ST. HELIER, JERSEY, October 27, 2012 /24-7PressRelease/
-- Channel Islands imprint, Liberation Publishing, is publishing its first novel, "Black Art" by Vic Tanner Davy, on 1 November 2012. A crime thriller, featuring the world's first female-to-male transsexual detective, it is about a genealogist's attempts to uncover the truth surrounding the disappearance of the grandmother of a British actress called Helen Valentine.
The novel is set in the present day, but its protagonist, Arty Shaw, is a genealogist who is asked to research the disappearance of Kay Marett in 1942 so, inevitably, there is an historical element to the story too. Vic has always been interested in the islands' history. "The Channel Islands' unique relationship to the British crown has shaped their history. At no point in time was this starker than during the Second World War. The islands' occupation by German forces meant that islanders had to make choices that no one else in the British Isles had to make. The novel is about one islander's choice and the repercussions that choice has for generations of her family."
Written as a hard-boiled, detective novel from the golden age, Vic chose a style that enabled Arty Shaw to express his views in colourful ways. "I love the cynical asides that the hero always makes in noir novels. There is a black humour to it that serves to show the reader he's really good guy, even though the needle of his moral compass is slightly battered and his view of the world somewhat jaded. If you didn't have those insights, he could appear to be just a gun-toting, wise-cracking thug. Because Arty is an unusual choice for a hero, I wanted to use that humour to get the reader on his side."
Arty certainly is an unusual choice for a hero. He is transsexual. Born female, he now lives as a man. Vic believes that Arty may be the world's first female-to-male detective. "But, this shouldn't put anyone off! It was important to me to write the novel so that the reader forgets that Arty is trans. He is just a regular guy. His sex-change is no more relevant to the plot than the fact that he drives an old Dodge." So, why make that choice? "There have been numerous television programmes, newspaper and magazine articles, and so-called documentaries about transsexuals in recent years that have used sensationalist tactics to attract audiences. I find the way that they use language to elicit a particular audience reaction to their subject offensive. The fact that someone has changed sex is still universally headlined in shock-horror terms. Arty is an attempt to introduce a rounded, interesting character to the mainstream who happens to be trans."

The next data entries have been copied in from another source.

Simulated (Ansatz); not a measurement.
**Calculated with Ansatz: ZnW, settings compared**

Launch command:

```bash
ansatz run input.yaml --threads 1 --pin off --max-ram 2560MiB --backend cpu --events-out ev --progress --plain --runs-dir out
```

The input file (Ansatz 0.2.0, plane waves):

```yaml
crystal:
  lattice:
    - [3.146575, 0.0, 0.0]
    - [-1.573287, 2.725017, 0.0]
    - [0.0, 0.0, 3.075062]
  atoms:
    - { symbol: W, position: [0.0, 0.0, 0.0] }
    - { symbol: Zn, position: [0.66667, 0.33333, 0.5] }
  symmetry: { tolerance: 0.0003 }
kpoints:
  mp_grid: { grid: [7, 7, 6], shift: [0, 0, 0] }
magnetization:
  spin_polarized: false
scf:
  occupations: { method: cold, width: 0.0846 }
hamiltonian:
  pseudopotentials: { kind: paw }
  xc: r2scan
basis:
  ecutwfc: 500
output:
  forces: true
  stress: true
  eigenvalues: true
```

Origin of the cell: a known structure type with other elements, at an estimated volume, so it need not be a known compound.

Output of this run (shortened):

Although the novel deals with some big themes, not least of which is Holocaust denial, Vic says that the novel's primary purpose is to be enjoyable. "I don't think reading should be a chore. If you enjoy what you read, it has more impact. "Black Art" deals with some important issues, but I am not setting out to lecture anyone. At the end of the day, it is a work of fiction so writing a good story that engages the reader is the most important thing for me."